Professor Broom helped the RSPCA secure a large grant from the Tubney Charitable Trust for a research project to help identify suitable open water sources for farmed duck. The research, took account of the previous work of Marian Dawkins, and proved valuable in underpinning the RSPCA’s successful campaign to raise awareness of the importance of farmed ducks having full body access to open water.
Professor Broom won the RSPCA/British Society of Animal Science award for innovative developments in animal welfare in 2001 and in 2007 was presented with the RSPCA Michael Kay award for services to animal welfare in Europe.
Dr Yeates said: “Professor Broom was instrumental in establishing animal welfare as an area of serious and scientific study. He developed one of the most widely used definition of animal welfare and encouraged consideration of the individual animal as separate from productivity and human value.
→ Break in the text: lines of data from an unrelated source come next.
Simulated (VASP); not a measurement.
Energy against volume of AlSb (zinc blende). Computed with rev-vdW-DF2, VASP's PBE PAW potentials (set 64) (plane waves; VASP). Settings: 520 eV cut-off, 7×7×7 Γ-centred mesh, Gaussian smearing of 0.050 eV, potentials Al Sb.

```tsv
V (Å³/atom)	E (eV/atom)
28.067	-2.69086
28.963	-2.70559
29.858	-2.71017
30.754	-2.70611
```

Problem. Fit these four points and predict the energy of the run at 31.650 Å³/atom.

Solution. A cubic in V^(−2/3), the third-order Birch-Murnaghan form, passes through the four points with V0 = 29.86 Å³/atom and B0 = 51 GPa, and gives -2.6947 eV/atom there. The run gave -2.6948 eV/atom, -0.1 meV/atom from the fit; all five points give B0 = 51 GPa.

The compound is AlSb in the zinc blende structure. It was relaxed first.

“His post of Professor of Animal Welfare was the world’s first. He has championed key scientific and ethical principles worldwide leading to significant changes in attitudes, laws and animals' lives.”
Professor Broom said: “I am a longstanding fan of the RSPCA as I think that its emphasis on considering the welfare of individual animals is of great value. In particular, the RSPCA inspectorate and the divisions of the RSPCA involved in factually-based national and international lobbying of governments and other organisations have had substantial beneficial impact on animals.
“Those who work in universities are not often honoured by major national charities. I am grateful for this recognition of my work in animal welfare science and very proud to receive the Sir Patrick Moore award from the RSPCA.”
Channel 5 newsreader and former GMTV presenter Emma Crosby, who presented the awards, said: “Professor Broom’s work championing key scientific and ethical principles has led to significant changes in attitudes, laws and most importantly animals’ lives around the world.
“Professor Dawkin’s research has helped provide evidence to persuade people that animals have feelings which needed to be respected - a view shared by the RSPCA.
“This new award highlights the high value placed by the RSPCA on developments in and application of animal welfare research science and these two professors are very worthy winners.
“In particularly their research into duck farming has proved invaluable to the RSPCA’s successful campaign, Like a Duck to Water, to raise awareness of the need of farmed ducks to be given full body access to bathing water.”
The RSPCA has been presenting awards for about 150 years. This year The Honours includes awards for special merit and ability amongst the charity’s inspectors; humanitarian awards for those who have made an outstanding contribution in the field of animal welfare; and awards for special investigations.
This year winners include:
- Four Royal Marines and three members of the Cornwall Fire and Rescue Service presented with gallantry medals for saving the pony which had tumbled 80ft down a cliff in February 2013.
- TV farmer Jimmy Doherty for his work raising awareness of farm animal welfare.
- 14-year-old Madi Lewis who campaigns for rabbit welfare.